Image: Y Not Festival
During Noel Gallagher's High Flying Birds marquee Saturday night set, he impishly questioned "Is this the first year it's been running?" Indeed the festival was celebrating its 11th year, and it was a triumphant one at that.
You very much got the sense that it was born out of a bunch of pals asking exactly 'why not' just hold a festival on a big stretch of the Derbyshire Dales? And the story kind of goes that it was.
Attracting headliners like Noel Gallagher, Madness and Editors is a testament to the festival's evolution, but it was the spirit of the place that no doubt hooks in repeat customers.

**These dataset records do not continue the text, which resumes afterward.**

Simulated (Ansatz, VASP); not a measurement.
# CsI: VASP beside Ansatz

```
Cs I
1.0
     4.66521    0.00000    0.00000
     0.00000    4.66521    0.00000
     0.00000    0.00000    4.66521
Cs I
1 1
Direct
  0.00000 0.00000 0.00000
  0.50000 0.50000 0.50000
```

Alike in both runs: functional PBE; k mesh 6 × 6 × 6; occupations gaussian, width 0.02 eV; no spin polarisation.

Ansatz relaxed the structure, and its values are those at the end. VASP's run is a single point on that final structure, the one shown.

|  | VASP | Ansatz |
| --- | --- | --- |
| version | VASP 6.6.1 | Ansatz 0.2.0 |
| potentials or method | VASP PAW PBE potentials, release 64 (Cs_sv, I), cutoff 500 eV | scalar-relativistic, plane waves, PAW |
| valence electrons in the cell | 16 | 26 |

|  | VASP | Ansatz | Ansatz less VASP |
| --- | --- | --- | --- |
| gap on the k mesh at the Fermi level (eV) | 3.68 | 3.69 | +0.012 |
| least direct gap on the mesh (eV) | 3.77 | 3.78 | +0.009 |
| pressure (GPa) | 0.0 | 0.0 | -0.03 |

At one point on the Saturday afternoon Manchester band Cabbage were plugging a witty assault of post-punk to a packed out Jack Rocks tent; over our shoulder a paint powder fight erupted at the point of the huge Hollywood style Y Not letters. It was a beautiful contrast that encapsulated the integration of multiple interests into one festival.
Ultimately the pull of any four day music pillage is the liberating nature of it all. Fathers were united by The Lancashire Hotpots doing the 'Dad dance', sleazy jaunt The Neon Coconut offered up daily Tarantino Disco and just across the road Club Malibu enforced a music policy of strictly disco cheese for revelers to let loose.
Within the border of just about any eaterie you could wish for and bars that served up cocktails and real ales, attractions gravitated around a quintessentially British helter skelter.
Image: Y Not Festival
These included a silent disco, neon roller-blading, a cosy home-cinema and a sublimely named shisha hang-out called 'Smoky Tentacles'. A Saloon Bar complete with swinging doors made for another quirk, with a full programme of americana music hosted in its confines.
The Cribs Ryan Jarman clearly became lost in it all when exclaiming, "We're from Wakefield, I think" during a major set on the Friday night. A no show from Kelis beforehand was quickly rectified by Everything Everything plying the main stage with a tonic of wonky pop.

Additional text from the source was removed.